Chef Invites GP Residents to Escape
Corey Rankel has one of those jobs with long hours, in a fast-paced environment where he works over a hot stove−and he loves every minute of it.
Rankel is co-owner and chef of Escape Bistro & Wine Bar located on the first floor of 214 Place. The establishment opened in Oct. 2011, and in that time, has earned itself a niche spot in Grande Prairie’s dining world.
“We’re not a franchise so we try to do things that are a bit unique and different. A lot of it is the atmosphere,” Rankel says.
“You can come and enjoy yourself and there’s no pressure that you have to get out; that’s why we don’t take reservations.”
He received his professional cook training at Cariboo College in Kamloops and following graduation worked in hotels in Vancouver and Calgary. The B.C. native and his wife decided to make Grande Prairie their home about 15 years ago, when they were looking to start a family.
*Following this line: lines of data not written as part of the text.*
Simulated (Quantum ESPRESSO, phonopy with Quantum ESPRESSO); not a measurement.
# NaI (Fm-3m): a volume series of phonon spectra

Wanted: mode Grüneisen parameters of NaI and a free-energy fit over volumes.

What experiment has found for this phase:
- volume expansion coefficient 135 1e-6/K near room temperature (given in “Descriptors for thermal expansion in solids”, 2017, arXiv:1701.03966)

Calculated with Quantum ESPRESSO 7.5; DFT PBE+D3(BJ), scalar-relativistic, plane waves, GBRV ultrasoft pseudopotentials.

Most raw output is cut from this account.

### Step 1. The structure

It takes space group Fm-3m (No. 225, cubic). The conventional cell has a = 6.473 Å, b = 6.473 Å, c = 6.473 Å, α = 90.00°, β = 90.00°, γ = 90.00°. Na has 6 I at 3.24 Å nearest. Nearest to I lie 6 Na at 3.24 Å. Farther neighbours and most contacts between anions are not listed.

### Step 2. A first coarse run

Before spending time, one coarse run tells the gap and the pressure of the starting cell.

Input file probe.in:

“I worked at a couple of restaurants and then about two-and-a-half years ago this opportunity came up. Shannon Andersen (another owner) and I worked together at another restaurant in town. It became available and we were interested in it and decided to do it,” he says.
As head chef, Rankel and his staff have evolved Escape’s menu from its earlier version of wine and appetizers to a full scale menu featuring entrees with a twist. The freedom to play with ingredients and think up fresh ideas is what Rankel loves about his job.
“It’s the creativity and being able to use products right out of the ground to the plate. It’s really nice to take a raw product and at the end of it, create something and see it on the dish. I’d say I’m far from an artist, but it is nice to see what you can make out of a product,” he says.
“I would say that 90 per cent of what we try to do is from scratch. We want to use products that are fresh and be able to actually serve something that tastes nice and different from other places.”
While the kitchen is welcome and familiar territory for him, Rankel does admit that the ownership aspect of Escape is an ongoing learning experience.
“At the beginning it was overwhelming. There was so much to do and you want to make sure that you do everything right and make everybody happy. All of sudden you realize you need to do the things you’re familiar with and go from there to grow,” he says.
It seems as though they’ve found the right formula for encouraging that growth, as word continues to spread throughout the city.
“We get to know so many people. So many people come in here and support us, including other local businesses,” Rankel says.
“It’s been like that since day one and it’s just awesome to see. And it makes you want to support them and shop local.”